Every UI action -- including a single-row enable/disable toggle -- runs the full INI regen, ownership fix, and Ofelia config regen. There is no incremental write path; the INI is always rendered from the current database state. This means manual edits to /etc/fangfrisch/fangfrisch.conf are lost on the next save -- store all configuration in the database.

API key encryption

The api_key_1_value and api_key_2_value columns store AES-Base64 ciphertext using the key in /opt/hermes/keys/hermes.key. The edit modal shows a masked preview (20 asterisks + last 4 chars of the plaintext) for visual confirmation without exposing the full key. Decryption happens only in generate_malware_feeds_configuration.cfm at the moment the INI is rendered; a decryption failure replaces the key line with a commented ## <name> = [decryption error] marker rather than aborting the save.

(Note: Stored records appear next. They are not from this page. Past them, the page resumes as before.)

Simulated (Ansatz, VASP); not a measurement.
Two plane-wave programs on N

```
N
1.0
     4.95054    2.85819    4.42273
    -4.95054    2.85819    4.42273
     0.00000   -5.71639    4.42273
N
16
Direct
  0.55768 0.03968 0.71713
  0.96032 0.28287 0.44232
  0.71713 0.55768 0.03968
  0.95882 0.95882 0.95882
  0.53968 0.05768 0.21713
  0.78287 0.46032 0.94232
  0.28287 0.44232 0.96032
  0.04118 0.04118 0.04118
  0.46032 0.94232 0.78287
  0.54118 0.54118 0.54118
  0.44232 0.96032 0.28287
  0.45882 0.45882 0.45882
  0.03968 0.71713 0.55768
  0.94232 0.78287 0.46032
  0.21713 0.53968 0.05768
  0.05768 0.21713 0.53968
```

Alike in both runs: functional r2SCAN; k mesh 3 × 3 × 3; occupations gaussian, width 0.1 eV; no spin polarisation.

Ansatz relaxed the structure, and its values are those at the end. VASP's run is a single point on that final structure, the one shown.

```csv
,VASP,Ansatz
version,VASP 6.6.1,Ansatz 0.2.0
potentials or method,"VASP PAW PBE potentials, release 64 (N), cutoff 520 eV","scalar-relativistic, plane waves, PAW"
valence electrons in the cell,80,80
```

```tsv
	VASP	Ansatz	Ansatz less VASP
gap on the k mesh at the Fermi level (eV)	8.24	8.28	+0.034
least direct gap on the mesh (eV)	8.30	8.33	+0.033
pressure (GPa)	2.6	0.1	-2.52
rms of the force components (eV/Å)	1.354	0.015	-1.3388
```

The encryption key file is mounted into hermes_commandbox only; neither hermes_mail_filter nor any other service reads it. This keeps the plaintext key out of the running config on disk for as short a window as possible (write -> chmod 640 root:clamav -> next Fangfrisch run reads -> file remains until next save replaces it).

Manual refresh

The Ofelia job runs on schedule, but the same command can be invoked manually from a host shell:

docker exec hermes_mail_filter fangfrisch --conf /etc/fangfrisch/fangfrisch.conf refresh

Fangfrisch is conservative — it will still skip feeds whose own per-feed interval = window has not elapsed. To force a re-download of a single feed regardless of cadence, the Fangfrisch state DB can be cleared for that feed:

docker exec hermes_mail_filter sqlite3 /var/lib/fangfrisch/db.sqlite \
  "DELETE FROM refreshlog WHERE source = '<section_name>';"

Then re-run the refresh. The post-update hook re-validates with clamscan and deploys to /var/lib/clamav/. To inspect downloaded files:

docker exec hermes_mail_filter ls -la /var/lib/fangfrisch/signatures/

Failure semantics

Failure Behavior
Global save with non-allowlisted log_level / max_size / timeout / interval session.m=malware_feeds_error, alerttype=danger, alertmsg explains; no DB write
Add Custom Feed with duplicate section name session.m=error, alertmsg names the conflict; INSERT not attempted
Toggle/edit on non-existent feed_id session.m=error "Feed not found"; no UPDATE
Delete attempted on a built-in feed UI suppresses the button; handler refuses the row
API key decryption error at INI regen INI line replaced with ## <name> = [decryption error]; save still completes; Fangfrisch will treat the auth as missing on the next run
Container down during chown/chmod cftry swallows the exec failure; INI is still written to the bind mount and the chown is applied next save when the container is back up
dos2unix binary missing Tolerated via cftry; INI is written without the line-ending normalization step

Files and containers touched

Path Owner Role
config/hermes/var/www/html/admin/2/view_malware_feeds.cfm hermes_commandbox The page
config/hermes/var/www/html/admin/2/inc/malware_feeds_*.cfm hermes_commandbox Validate / save / regen per action
config/hermes/var/www/html/admin/2/inc/generate_malware_feeds_configuration.cfm hermes_commandbox Renders the INI from the DB; runs on every action
/etc/fangfrisch/fangfrisch.conf hermes_mail_filter (bind-mounted, root:clamav, 640) Live Fangfrisch config
/var/lib/fangfrisch/db.sqlite hermes_mail_filter Per-feed last-refresh state
/var/lib/fangfrisch/signatures/ hermes_mail_filter Raw downloads (pre-validation)
/var/lib/clamav/ hermes_mail_filter (Docker named volume mail_filter_data_clamav) Validated signature store; ClamAV reads from here
/usr/local/bin/setup-clamav-sigs hermes_mail_filter (image-baked) Post-update validation + deploy hook
/opt/hermes/keys/hermes.key hermes_commandbox only AES key for api_key_*_value columns
malware_feeds_config table hermes_db_server (hermes DB) Per-feed row state
malware_feed_urls table hermes_db_server Per-feed URL list (FK cascade delete on feed delete)
parameters2 rows module='malware_feeds' hermes_db_server Global Settings card
ofelia_jobs row hermes-fangfrisch-refresh hermes_db_server Schedule (auto-updated when Refresh Interval changes)

Message History

Message History

Admin path: Content Checks > Message History (view_message_history.cfm, view_message.cfm, inc/messages_release_message.cfm, inc/messages_block_sender.cfm, inc/messages_allow_sender.cfm, inc/messages_train_ham.cfm, inc/messages_train_spam.cfm, inc/messages_forget_bayes.cfm, inc/messages_sa_learn_sync.cfm).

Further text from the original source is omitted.